Toyota has blurred the line between the real world and the virtual one, fitting its low-slung 86 sports coupe with a data logger that replays a thrash around a race track inside a game.
However, Australian buyers will have to wait until local race circuit data – possibly including the iconic Mount Panorama track near Bathurst – is added to the software before it will make its way here.
The Japanese car maker announced overnight that domestic versions of the 86 would come fitted with the Sport Drive Logger, which uses the coupe’s GPS and telemetry systems to paint a virtual picture of the driver’s lap around a race track.
The data can be downloaded onto a USB stick and integrated with a PlayStation3 gaming console, where the hot lap can be recreated on a digital version of the track in the driving simulation game Gran Turismo 6.
Toyota launched a virtual version of the 86 on GT6 even before the car arrived in global showrooms.
“We believe the Toyota 86 is the perfect match for this exciting technology,” Toyota Australia product public relations manager Steve Coughlan said.
“Having the opportunity to experience this driver-focused car in both the real and virtual worlds is an exciting proposition.
“That said, the system is currently only configured for Japan and only works in conjunction with circuits such as Fuji Speedway.
“Tracks outside of Japan have not been mapped at this stage,” he said. “For this reason, the technology is not currently applicable to Australia.”
The latest instalment of the long-running Gran Turismo game includes Mount Panorama for the first time, so if the 86 telemetry logger does come to Australia, owners could one day record their own hot lap of the circuit and replay it virtually – provided they can get access to the iconic track when it’s not a low-speed tourist drive.
The lack of the software’s availability in Australia is one of a string of disappointments for local 86 owners.
Despite availability in other markets, the car maker does not sell any TRD performance enhancement kits in Australia as they have not been homologated for use on our roads.

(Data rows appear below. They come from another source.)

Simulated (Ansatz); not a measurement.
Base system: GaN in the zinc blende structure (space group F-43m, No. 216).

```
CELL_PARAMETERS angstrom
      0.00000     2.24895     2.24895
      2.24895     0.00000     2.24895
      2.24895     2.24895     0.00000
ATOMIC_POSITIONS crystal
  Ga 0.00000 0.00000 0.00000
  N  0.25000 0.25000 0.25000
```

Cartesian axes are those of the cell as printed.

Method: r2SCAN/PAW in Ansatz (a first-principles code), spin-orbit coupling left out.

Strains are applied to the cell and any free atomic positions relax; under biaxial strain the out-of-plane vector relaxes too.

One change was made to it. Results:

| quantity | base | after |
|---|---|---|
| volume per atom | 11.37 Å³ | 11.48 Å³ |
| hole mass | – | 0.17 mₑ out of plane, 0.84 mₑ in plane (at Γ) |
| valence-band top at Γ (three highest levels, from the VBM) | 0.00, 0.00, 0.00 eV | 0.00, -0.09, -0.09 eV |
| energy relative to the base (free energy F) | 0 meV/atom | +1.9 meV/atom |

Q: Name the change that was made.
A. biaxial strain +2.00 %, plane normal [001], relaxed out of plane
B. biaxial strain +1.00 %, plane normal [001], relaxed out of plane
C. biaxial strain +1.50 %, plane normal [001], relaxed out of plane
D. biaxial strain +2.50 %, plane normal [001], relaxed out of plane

Likewise, Australia misses out on a stripped-out, cut-price version of the two-door coupe known as the 86 RC, which features matte black plastic body panels that can be easily and cheaply replaced.
We also miss out on the TR 86, a race-ready version of the car featuring uprated brakes, adjustable suspension and sets of slick and wet tyres.
The TR 86 sells in other markets for about double the price of a regular 86, which would make it about $60,000 if it came here.